When Brands Listen

15 Oct

shapeimage_3-5Following a great blog-entry by Jamie yesterday, I decided to give my voice on this subject

It’s been quite a while now that the blogosphere has been rather influential in understanding trends, efficient in creating discussions between users and interesting enough to generate reactions. I am sure we can all think about campaigns or brands’ activities online which have generated such things and created a massive buzz…

However, only recently brands have started to become truly aware that what before was a ‘niche audience’ is now a ‘mainstream voice’ to hardly ignore.

We had so many examples in the past few weeks on how brands have started listening to their consumers online, giving a special attention to us bloggers out there, setting remarkable examples on how brands should really behave towards us consumers.

It is fairly basic knowledge that through listening to the consumer companies learn what product and/or service aspects drive purchasing decisions.

Online marketing gained greater effectiveness thanks to the lack of interactivity that display offline media used to offer, which to certain extent still does today!

We initially started to record click-through-rates and conversions; then we got to measure interaction rates within the elements of a rich media ad; now, we can easily read what our consumers think about us and our products in real time… as simple as that!

Brands nowadays need to understand that users find so much easier leaving short comments on forums and blogs than spending hours of their time to go through customer service or write an angry email which never gets replied.

As mentioned in Jamie’s blog-entry, brands do need to engage their users into a two-way communication. Now I wonder, what is better than monitoring the influential blogosphere for your brand, listen to what people are saying about it and behave with them accordingly?

It doesn’t take much does it?

Today I was reading a brilliant post by Jonathan Hopkins where he’s writing about his experience with Vodafone. The blog post is called “Vodafone is Listening” which is definitely worth checking out. Jonathan had written a very long and angry post about the recent crappy experience he’d had with Vodafone concerning using mobile broadbrand abroad.

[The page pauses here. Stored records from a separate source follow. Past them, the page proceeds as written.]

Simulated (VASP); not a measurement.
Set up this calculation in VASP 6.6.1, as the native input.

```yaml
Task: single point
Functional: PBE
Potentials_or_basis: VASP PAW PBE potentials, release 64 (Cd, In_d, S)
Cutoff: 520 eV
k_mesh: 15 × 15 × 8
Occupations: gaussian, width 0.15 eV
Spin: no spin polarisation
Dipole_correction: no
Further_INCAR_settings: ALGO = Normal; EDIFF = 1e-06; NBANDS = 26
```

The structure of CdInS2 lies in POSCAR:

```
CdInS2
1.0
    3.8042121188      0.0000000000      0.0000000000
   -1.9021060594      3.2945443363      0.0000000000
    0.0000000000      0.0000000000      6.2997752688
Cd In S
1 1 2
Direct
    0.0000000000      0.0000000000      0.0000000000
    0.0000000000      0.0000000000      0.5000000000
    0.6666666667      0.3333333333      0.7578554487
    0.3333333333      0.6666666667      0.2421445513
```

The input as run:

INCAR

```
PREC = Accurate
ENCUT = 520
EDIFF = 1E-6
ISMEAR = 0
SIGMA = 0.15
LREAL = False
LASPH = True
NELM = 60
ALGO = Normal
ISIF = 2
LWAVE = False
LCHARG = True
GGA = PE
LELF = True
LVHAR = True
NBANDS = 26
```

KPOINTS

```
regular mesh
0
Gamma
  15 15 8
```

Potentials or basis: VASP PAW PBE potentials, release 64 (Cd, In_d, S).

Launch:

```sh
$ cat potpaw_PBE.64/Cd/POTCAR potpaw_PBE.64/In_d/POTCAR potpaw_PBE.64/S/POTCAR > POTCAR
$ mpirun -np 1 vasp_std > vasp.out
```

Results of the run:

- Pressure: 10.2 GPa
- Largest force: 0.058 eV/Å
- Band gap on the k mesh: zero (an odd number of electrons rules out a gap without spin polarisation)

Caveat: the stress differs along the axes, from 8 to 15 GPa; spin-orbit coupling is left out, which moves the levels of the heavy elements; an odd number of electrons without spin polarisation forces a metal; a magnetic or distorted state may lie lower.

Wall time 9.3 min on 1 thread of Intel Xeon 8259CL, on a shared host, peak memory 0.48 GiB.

The post included 10 fairly-direct accusations to Vodafone from Jonathan who was obviously disappointed by the whole experience after receiving a bill of nearly US $3,000

Astonishingly, after 4 days from the complaint, a certain Gemma from Vodafone replied to his blog entry through the comments’ space (and also emailing him directly) with one of the longest replies I’ve ever seen on a blog … sorting out all the issues for Mr. Hopkins

This is what Jonathan then replied – “I really appreciate the fact that you (Gemma) have responded  to my post and as such feel a lot warmer to Vodafone now. You’ve put a human face on things and made me feel like my whinge was just a little bit worthwhile.”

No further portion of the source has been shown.